State told to prioritise development funding

The International Monetary Fund (IMF) is pushing Kenya to ensure controlled spending and adoption of priority-based budgeting amid shrinking external financing access.
Abebe Aemro Selassie, the Director of African Department at IMF said with the shrinking access to financing and the difficulties in revenue mobilisation, the government may need to adopt budget cuts and focus on expenditure prioritisation.
The budget cuts are typically for nonessential expenditures rather than for development. “So, if a tax rate increase for a particular tax is not possible, then maybe finding ways to expand the tax base, maybe trying different tax angles or if all of those are not possible, then revisiting spending priorities may be one of the ways that countries must handle this,” Selassie advised.
This can also help in reducing the costs that come with borrowing which pull closer more financial strains not only to Kenya but also to other countries that grapple with development funding, Selassie added while speaking during a press briefing on Friday.
Kenya has not been able to significantly cut on its spending despite the mounting pressure to offset the fast-maturing debt obligations leading to a constraint in development projects priorities.

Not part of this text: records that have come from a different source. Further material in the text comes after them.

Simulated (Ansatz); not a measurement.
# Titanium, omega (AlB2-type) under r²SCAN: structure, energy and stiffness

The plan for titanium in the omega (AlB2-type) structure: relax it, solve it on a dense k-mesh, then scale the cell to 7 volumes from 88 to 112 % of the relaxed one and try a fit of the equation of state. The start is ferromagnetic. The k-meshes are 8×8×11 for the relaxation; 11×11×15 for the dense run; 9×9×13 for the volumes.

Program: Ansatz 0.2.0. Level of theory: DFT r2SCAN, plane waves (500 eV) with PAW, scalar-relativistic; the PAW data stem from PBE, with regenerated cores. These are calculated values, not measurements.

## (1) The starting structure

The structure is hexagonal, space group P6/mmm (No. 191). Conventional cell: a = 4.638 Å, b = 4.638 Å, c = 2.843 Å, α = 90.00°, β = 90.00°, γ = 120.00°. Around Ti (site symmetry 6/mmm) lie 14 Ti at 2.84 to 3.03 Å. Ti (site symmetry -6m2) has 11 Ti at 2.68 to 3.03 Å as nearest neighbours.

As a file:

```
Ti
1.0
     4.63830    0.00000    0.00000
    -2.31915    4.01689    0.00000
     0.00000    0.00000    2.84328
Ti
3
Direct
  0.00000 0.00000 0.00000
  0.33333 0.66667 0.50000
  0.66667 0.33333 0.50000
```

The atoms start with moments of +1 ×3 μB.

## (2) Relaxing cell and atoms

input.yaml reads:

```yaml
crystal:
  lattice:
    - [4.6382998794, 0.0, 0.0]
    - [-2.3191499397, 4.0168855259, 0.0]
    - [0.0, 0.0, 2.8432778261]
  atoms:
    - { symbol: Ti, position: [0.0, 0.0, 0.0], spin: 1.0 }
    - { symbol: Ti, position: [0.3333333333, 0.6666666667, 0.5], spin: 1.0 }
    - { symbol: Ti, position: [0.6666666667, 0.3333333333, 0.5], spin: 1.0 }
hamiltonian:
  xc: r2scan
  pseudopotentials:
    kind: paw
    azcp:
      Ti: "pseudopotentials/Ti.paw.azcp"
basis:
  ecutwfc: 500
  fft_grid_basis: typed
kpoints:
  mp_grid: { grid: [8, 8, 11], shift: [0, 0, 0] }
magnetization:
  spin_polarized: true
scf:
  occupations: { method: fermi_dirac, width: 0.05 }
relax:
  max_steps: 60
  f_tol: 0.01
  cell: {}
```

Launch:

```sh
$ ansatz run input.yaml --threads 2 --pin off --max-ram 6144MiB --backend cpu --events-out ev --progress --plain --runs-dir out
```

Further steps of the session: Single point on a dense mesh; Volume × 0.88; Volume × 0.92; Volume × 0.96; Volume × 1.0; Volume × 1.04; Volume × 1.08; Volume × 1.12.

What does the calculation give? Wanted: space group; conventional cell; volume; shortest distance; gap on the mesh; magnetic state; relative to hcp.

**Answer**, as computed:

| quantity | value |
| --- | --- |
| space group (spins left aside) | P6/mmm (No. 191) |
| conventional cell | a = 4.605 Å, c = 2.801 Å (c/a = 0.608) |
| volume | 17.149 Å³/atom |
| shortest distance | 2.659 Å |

According to the National Treasury, the government spends about Sh1 trillion annually for recurrent expenditures for its officials alone almost which is almost a third of the total revenue. The call on budget cuts has been widely vouched for even by local leaders and stakeholders who argue that the country can run by half the number of government officials
Despite the numerous calls, the Salaries and Remuneration Commission (SRC) on March 20 this year approved a pay rise of Sh366,011 fixed monthly mileage allowance for legislators which will be an addition to the travel reimbursements that they have been earning monthly bringing the total additional amount that the current government will have paid by the end of this term to Sh4.4 billion.
The global lender has also called for the reliance on domestic revenue mobilisation to address the imminent issue even as Kenya tries to devise more ways without necessarily adding more taxes to the citizens which has the potential of leading to civil unrest as warned by stakeholders such as the Federation of Kenya Employers (FKE).
In line with this, there have been proposals such as the scrapping of the incentives granted to investors for investments above Sh2 billion made in the country, which had been introduced last year, the taxation of the gig economy and the expansion of the tax base through ways such as simplified tax remittances procedures among others.
Government securities
At the same time, the government is currently heavily vested on domestic borrowing through government securities to fund its expenditure shortfalls.
“I think it’s important for countries to be a bit more measured in how they are seeking to tackle their development needs. So, maybe it means a bit more relying on domestic revenue mobilisation, expenditure prioritisation when conditions are particularly difcult as they are now, Selassie added.
He also justified the recent move by the government on roads tolling as one of the possible ways of raising more domestic revenue.
“We have also seen that despite a lot of investment, for example, in electricity generation capacity and electricity coverage in our countries, many roads are being built. The returns of all this investment have not been captured in the tax revenue, which is one of the pressure points where debt levels have gone up and the interest-to-revenue ratio.”
He, however, noted that this process requires not only political engagement, but also a lot of communication, and effort to show that the resources the government is trying to generate are going to be going to the right areas to help strengthen the social contract.
“So, it’s a deep and engaged process, and we are very, very cognizant of that. But I do think that this is the most optimal way, the most economically sensible way in which our countries can help address the tremendous development needs that we have,” he said.
Meanwhile, Other ways that he has proposed is the improvement of the investment climate and a well facilitated regional trade integration to achieve private sector-led growth.
This factor has, however, proven to be a significant challenge, presenting mixed reactions among investors in Kenya. Businesses that have exited the Kenyan market have cited the high tax regime, high operating costs and the dynamics in consumption of products as the leading factors towards their decisions.
Those that who enter the country on the other hand, even though being alive to the challenge say that they see opportunities in the country which they can leverage on.